Luis Hernandez's views some of his ideas concerning the relationship between space and time as being driven by concepts, echoing physics, wherein each are not different from each other. In this way, the artist explains how the game reflects as humans, who have a determinate life span, experience space and time as a limited resource.

"The idea of space time within Oversaturation is basically subject to moddings and it is to be further explored under different contexts. The binary, as downloaded for the Internet has a specific speed and the structures grow and solidify within a given time, while the cube saturates in no more than 2 minutes per round. Time, duration and speed, are the key factors in the game experience. I wanted this specific configuration to allow new users to get the right feeling of finishing a game in little time, basically because of concerns of media time. Also, as above stated, speaking about the looping a game like this can present, as you play it over and over, [it] encourages considerations of time, duration and speed, which are to be set by the user. You can mod all those parameters in the game by opening the correct files and throwing away the gltronPrefs.txt file, located in the ~/library/preferences directory, to build yourself an affordable custom model."

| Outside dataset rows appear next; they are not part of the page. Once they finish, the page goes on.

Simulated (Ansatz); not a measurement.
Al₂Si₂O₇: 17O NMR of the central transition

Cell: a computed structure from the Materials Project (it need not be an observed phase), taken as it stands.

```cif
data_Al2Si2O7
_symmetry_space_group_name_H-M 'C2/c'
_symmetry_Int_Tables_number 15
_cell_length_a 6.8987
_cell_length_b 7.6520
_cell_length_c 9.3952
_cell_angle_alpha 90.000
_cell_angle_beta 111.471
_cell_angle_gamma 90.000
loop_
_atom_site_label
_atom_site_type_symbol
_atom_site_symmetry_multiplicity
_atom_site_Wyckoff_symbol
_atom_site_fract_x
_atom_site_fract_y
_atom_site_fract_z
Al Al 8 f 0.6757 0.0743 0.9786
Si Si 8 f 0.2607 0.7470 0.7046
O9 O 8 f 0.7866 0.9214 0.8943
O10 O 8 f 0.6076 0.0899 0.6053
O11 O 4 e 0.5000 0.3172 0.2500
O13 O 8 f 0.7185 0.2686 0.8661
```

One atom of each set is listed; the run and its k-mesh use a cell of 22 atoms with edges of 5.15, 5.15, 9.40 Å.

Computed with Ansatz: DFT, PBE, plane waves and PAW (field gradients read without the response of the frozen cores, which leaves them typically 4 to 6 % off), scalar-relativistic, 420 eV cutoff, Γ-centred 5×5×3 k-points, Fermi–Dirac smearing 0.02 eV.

Luis Hernandez's dialogue about his work served as an exchange about his ideas as well as a resource which formally spoke about his conceptual practice in his piece Oversaturation. The concept of playing is an important factor for Luis Hernandez's piece (and this also transpired in our conversations together. ) For Luis play "constitutes cultural forms and modalities of meaning that facilitates the norms and codes of societal semiotics."2 Thus the verb, to play, as an action is delimited by a mediated communication and a predetermined agenda, our conversations worked within these definitions too. Our paradigmatic question and answers were predetermined by the very understanding of what was being delivered and reflected what our current local geography were and how these influenced our thoughts. Like gaming, our interactions and experiences of the world are predetermined by a structure, a specific context, and our performance is entangled within a number of variables. On this occasion, Luis Hernandez comments on the formal choices reflecting how his videogame works within these bounds. Saturated realities are indeed as an interface whether offered by a game or experienced in real life; the production of game music is a mediated communication; thus, all these elements and conceptual ideas reside and rely on a relationship between time and space-the mediation between a video game or life is just another pre-determinant structure.